I’m sure by now most writers have heard the worn-thin saying that anyone who puts pen to paper is a selfish creature. It was George Orwell who said:
All writers are vain, selfish and lazy, and at the very bottom of their motives lies a mystery. Writing a book is a long, exhausting struggle, like a long bout of some painful illness. One would never undertake such a thing if one were not driven by some demon whom one can neither resist nor understand.
I suppose that when I first read Orwell’s “Why I Write,” I was reluctant to attach myself to any of those harsh adjectives. I wasn’t vain. I certainly wasn’t selfish. Heck, I was the neurotic opposite of lazy. Writing wasn’t a struggle; it was a pleasure. I was, as far as I knew, devoid of demons.
When I think back on it, when I first absorbed Orwell’s long-echoed advice (or rather, observations), I wasn’t doing much writing myself. I said I was a writer, and I loved writing — but I hadn’t yet attached myself to a project I was passionate about or truly committed my free time to improving my craft. When I started to write more and actually develop characters and worlds and plot lines that I cared about, that quote meant something completely different to me.
Writing was a selfish act, I realized. I was selfish. I was the Scrooge of my own, blocked-off world, a world that I thought worth investing precious time into.

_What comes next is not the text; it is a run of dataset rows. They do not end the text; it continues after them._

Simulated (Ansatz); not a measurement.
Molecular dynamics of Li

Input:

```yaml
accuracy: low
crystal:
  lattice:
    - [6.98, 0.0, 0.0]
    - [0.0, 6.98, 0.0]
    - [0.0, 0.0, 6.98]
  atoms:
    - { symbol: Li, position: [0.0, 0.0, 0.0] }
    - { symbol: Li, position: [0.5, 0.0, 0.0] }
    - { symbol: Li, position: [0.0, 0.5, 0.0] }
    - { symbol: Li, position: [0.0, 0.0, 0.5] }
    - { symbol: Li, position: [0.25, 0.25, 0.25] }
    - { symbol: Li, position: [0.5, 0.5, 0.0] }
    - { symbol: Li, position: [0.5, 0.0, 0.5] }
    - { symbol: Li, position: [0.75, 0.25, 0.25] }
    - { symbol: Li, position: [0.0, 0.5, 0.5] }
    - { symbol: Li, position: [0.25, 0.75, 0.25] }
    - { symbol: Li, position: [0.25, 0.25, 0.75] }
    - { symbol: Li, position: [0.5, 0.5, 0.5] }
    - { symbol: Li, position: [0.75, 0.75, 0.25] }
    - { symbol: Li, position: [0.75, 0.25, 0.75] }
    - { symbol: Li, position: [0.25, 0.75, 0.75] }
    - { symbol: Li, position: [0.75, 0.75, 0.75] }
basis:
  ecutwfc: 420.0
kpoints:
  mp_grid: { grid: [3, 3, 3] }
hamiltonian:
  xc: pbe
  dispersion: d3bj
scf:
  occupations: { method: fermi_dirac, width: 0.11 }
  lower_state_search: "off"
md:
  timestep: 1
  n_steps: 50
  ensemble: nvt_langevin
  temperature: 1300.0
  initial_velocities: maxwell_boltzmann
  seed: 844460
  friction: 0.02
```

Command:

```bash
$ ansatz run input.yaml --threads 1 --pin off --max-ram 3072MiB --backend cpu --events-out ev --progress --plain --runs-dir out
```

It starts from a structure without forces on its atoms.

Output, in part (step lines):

When we write, we pour our hearts into something that, at first, only exists to us. By simply believing that what we write matters, we indulge in egotism. When we write for ourselves, we are self-indulgent. When we write for others, we are vain. When we are vain, we run the risk of creating self-inserts — and after all, aren’t self-inserts selfish?
At first, it was an unsettling notion.
But then I thought about what the word “selfish” actually meant, and it didn’t seem so callous and narrow-minded. Merriam-Webster defines it as
concerned excessively or exclusively with oneself : seeking or concentrating on one’s own advantage, pleasure, or well-being without regard for others.
Isn’t it a good thing to care about yourself? Isn’t seeking to improve your mind and pursue your passions what you should always be doing? Writing “without regard for others” might seem harsh, but really, all it means is to do what you want without worrying about what others think. Write the story that you want to write, not the one that you think will sell or be critically acclaimed.
I, for one, am proud to be a Scrooge if it means doing what I love unapologetically.